What are the hydrological drought definition?

The droughts are generally classified into four categories (American Meteorological Society, 2004),which include:1- Meteorological drought, 2- Agricultural drought, 3-Hydrological drought, and 4- Socio-economic drought.

Hydrological droughts are more related to water demands and they appear whenever a marked reduction becomes appreciable in natural streamflow or groundwater levels, plus the depletion of water storage in dams and lakes for water supply. Hence, hydrological droughts are very important and significant for urban areas or industrialized regions as well as for agricultural activities. Precipitation deficits over a prolonged period that affect surface or subsurface water supply, thus reducing streamflow, groundwater, reservoir, and lake levels, will result in a hydrological drought, which will persist long after a meteorological drought has ended.

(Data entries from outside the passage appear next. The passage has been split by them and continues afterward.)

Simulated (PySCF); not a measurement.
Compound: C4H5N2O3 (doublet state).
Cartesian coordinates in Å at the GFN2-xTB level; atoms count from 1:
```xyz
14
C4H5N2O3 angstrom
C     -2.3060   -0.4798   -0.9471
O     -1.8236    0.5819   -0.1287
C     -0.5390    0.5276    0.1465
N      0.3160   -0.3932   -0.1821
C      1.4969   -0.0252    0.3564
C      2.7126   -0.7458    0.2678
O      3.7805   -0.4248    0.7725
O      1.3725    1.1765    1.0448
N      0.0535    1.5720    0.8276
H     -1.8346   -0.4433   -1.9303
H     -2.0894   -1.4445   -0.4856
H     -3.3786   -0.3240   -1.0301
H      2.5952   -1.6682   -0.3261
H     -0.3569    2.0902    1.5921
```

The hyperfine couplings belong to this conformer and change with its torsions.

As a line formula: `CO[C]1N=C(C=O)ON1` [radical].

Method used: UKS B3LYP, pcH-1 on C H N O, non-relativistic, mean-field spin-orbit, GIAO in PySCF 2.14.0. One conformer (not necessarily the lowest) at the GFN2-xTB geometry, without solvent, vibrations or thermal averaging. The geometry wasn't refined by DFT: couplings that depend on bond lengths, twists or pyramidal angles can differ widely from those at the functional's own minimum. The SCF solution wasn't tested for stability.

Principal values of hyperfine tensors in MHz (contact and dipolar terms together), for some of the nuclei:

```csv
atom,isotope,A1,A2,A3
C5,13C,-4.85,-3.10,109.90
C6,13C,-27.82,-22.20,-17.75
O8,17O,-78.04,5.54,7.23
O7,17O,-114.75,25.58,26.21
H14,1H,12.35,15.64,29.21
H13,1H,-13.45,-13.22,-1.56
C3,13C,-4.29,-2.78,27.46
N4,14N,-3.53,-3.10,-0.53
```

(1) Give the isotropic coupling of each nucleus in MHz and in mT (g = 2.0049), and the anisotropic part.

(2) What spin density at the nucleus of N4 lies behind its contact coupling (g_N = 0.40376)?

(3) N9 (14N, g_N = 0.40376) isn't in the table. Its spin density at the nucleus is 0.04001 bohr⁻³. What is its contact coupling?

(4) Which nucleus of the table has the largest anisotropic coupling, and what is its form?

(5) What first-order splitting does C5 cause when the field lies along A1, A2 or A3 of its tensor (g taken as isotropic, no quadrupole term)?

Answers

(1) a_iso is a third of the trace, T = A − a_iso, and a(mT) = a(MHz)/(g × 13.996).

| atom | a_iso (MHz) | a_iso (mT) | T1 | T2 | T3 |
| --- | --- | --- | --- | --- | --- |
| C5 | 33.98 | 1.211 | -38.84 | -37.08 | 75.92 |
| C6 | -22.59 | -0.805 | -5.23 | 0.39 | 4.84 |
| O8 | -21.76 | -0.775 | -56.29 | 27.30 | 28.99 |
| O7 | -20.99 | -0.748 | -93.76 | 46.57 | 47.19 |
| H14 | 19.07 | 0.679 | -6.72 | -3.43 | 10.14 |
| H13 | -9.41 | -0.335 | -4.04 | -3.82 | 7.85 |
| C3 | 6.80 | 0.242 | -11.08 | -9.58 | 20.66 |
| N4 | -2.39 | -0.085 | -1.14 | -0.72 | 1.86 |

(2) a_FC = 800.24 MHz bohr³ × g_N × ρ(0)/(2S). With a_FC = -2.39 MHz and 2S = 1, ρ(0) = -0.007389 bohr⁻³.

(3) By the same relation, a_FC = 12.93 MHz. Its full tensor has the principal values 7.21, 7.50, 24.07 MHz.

The main impact of hydrological droughts is on water resources systems. Hydrological drought is not attached to the precipitation decrease only, but additionally decreases in the surface flow and drops in the groundwater levels provide joint impacts (Sirdas and Sen, 2003). Hydrological droughts are related to agricultural droughts by its effects on irrigation systems dependent on surface water and on river water quality. Hydrological drought is even further removed from the deficiency of precipitation since it is normally defined in terms of the departure of surface and subsurface water supplies from some average condition at various points in time.